Prove that triangle is isosceles, triangle that is inscribed in a circle. $AD$ is a median to side $BC$ in triangle $ABC$ that is inscribed in a circle that his center is in $(5,6)$.
Given: $ D (9,2)$ and the centroid of the triangle is $(6,5$).
There is not so much information given about the circle, thus I can't draw very good the circle (for example I don't know points in the circle, a point of the triangle or radius of the circle). There is my problem. I feel I have few given information and don't know how to start.
Can someone help me how to prove that ABC is isosceles?
 A: Sketch of the proof
Let $G$ be the centroid and $O$ the circumcentre. We know that $A$, $G$ and $D$ are collinear since they are in the median to the side $BC$.
We know that the line through $O$ and $D$ is the perpendicular bisector of the side $BC$.
Since $D$ $G$ and $O$ are collinear (the three points are in the line $y = -x + 11$), then the median to the side $BC$ and the perpendicular bisector of the side $BC$ must collide.
That means that $\angle{ADB} = \angle{ADC} = \pi/2$. One can deduce that the triangles $ADB$ and $ADC$ are congruent and so $\overline{AB} = \overline{AC}$. This completes the proof.
A: *

*Loacte O(5, 6), G(6, 5), D(9,2).





*

*Form the equation of GD. O is found to be a point on GD.

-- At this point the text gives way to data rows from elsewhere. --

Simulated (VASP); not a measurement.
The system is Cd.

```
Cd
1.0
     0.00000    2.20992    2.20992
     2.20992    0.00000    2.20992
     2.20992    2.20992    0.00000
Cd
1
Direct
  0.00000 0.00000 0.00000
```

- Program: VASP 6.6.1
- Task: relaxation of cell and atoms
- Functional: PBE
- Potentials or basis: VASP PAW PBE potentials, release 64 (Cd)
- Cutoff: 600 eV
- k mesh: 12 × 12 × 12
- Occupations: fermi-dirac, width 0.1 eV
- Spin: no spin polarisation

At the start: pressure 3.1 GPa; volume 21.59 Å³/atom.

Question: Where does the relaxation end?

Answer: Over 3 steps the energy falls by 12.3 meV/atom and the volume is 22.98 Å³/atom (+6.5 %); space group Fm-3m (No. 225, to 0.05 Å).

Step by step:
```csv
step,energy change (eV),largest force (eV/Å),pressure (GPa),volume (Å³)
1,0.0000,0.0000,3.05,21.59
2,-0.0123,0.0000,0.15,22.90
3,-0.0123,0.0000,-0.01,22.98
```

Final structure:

*Since ADG is a median, A must be on DG extended. From the fact that AG = 2GD. Point A is fixed.

*Draw the circum-circle (centered at O with radius OA).

*Since B and C must lie on the circum-circle of ABC, BC is a chord of that circle with D as its midpoint. Note that OD is the line from center joining the midpoint of the chord BC. This makes OD the perpendicular bisector of BC. We can therefore locate B and C.
Point 4 above also supplies enough information to conclude $\triangle ABC$ is isosceles.